There’s a new display and brightness feature in iOS 9.3 called Night Shift which “automatically shifts the colors of your display to the warm end of the color spectrum after dark.” Apple even says that Night Shift “may help you get a better night’s sleep” which is mainly why I’ve been using (and enjoying) the feature during the iOS 9.3 betas. Who doesn’t want a better night’s sleep, right?
But Night Shift has me thinking about other ways iOS could be optimized to make our iPhones and iPads less distracting at night. The foundation for what I have in mind is already there: Do Not Disturb and VIP. But both of these features are currently short of where I’d like them to be to work best for me. Here’s what I’d love to see DND and VIP offer:
Do Not Disturb is a system-wide setting that silences calls and alerts when active. DND can be enabled and disabled manually or scheduled to turn on and off at a set time each day.
VIP is a Mail-specific feature which lets you create alert settings for incoming email specific to certain contacts. By default, new email makes a sound and badges the app icon, but only VIPs appear on the lock screen and Notification Center.
For starters, Apple could introduce DND and VIP to each other.
You can allow phone calls during DND from certain groups of people: everyone, your Favorites (iPhone only), no one, all contacts, or specific groups of contacts. Optionally, you can also let repeated calls come through; this prevents a second phone call from being silenced when it follows a prior phone call within 3 minutes.
https://www.youtube.com/watch?v=sWsbRkXzshc
Do Not Disturb only makes exceptions for phone calls. VIP only makes exceptions for email. And VIPs don’t get through when Do Not Disturb is enabled. That seems like an oversight due to DND predating VIP.

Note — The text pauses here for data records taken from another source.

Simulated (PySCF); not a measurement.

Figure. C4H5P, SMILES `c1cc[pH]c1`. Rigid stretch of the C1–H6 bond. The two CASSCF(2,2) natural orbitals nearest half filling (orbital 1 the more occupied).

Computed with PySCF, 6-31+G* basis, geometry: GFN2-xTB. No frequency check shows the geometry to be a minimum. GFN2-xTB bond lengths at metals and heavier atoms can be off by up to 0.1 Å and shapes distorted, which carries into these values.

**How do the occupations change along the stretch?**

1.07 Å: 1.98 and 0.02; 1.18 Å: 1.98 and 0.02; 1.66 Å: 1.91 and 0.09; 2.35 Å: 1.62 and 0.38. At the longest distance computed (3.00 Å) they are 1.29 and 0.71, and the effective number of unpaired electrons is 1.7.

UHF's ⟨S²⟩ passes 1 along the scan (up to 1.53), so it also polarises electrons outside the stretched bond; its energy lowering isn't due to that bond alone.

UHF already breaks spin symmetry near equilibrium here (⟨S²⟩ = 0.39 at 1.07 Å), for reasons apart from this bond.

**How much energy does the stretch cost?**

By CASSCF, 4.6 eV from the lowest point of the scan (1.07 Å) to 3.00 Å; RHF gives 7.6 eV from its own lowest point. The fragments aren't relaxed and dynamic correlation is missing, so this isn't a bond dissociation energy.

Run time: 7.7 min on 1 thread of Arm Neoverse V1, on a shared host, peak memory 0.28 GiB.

And if DND and VIP could work together as described, Do Not Disturb mode could then scale beyond just being a system-wide-with-phone-call-exceptions feature. Phone calls barely register on my radar compared to iMessages when it comes to communication.
What I’d love to do is this: set my wife as a VIP, then have DND let her phone calls and iMessages and emails pass through. The current system-wide-with-phone-call-exceptions approach is way too restrictive for me to use comfortably.
I tried scheduling DND last night after thinking about the appeal of Night Shift potentially offering a “better night’s sleep” and other ways to achieve that. Instead of being less bothered by my iPhone, though, I was more distracted. Knowing that zero iMessage alerts could get through, I found myself periodically checking Notification Center to see what I might have missed (nothing).
Optionally, Do Not Disturb could go further without VIP (which only easily applies to Apple apps) and be enabled for all apps by default, then turned off on an app-by-app basis. If your contacts use Facebook Messenger or WhatsApp to send important messages that you don’t want to miss, then you could flag these apps as exceptions for DND in their Notifications settings.
Beyond this simple expansion, Do Not Disturb mode could get a lot smarter with location-based triggers, not just timed, so you could DND at the office or at home but be on alert when you’re anywhere else. And VIP could expand without DND integration. In Messages, for example, I use a text tone for my wife and mom while messages from anyone else come in silently. I’d set certain contacts to VIP for Messages and let all other messages come in without any alert if possible.
Overall, Do Not Disturb is a potentially useful feature and VIP is nice on occasion, but bringing to two features together would make each one better. And expanding DND from a system-wide-with-exceptions-for-phone-calls feature to one with more control would allow me to shush my iPhone on a healthy schedule without worrying about missing an important text alert at night.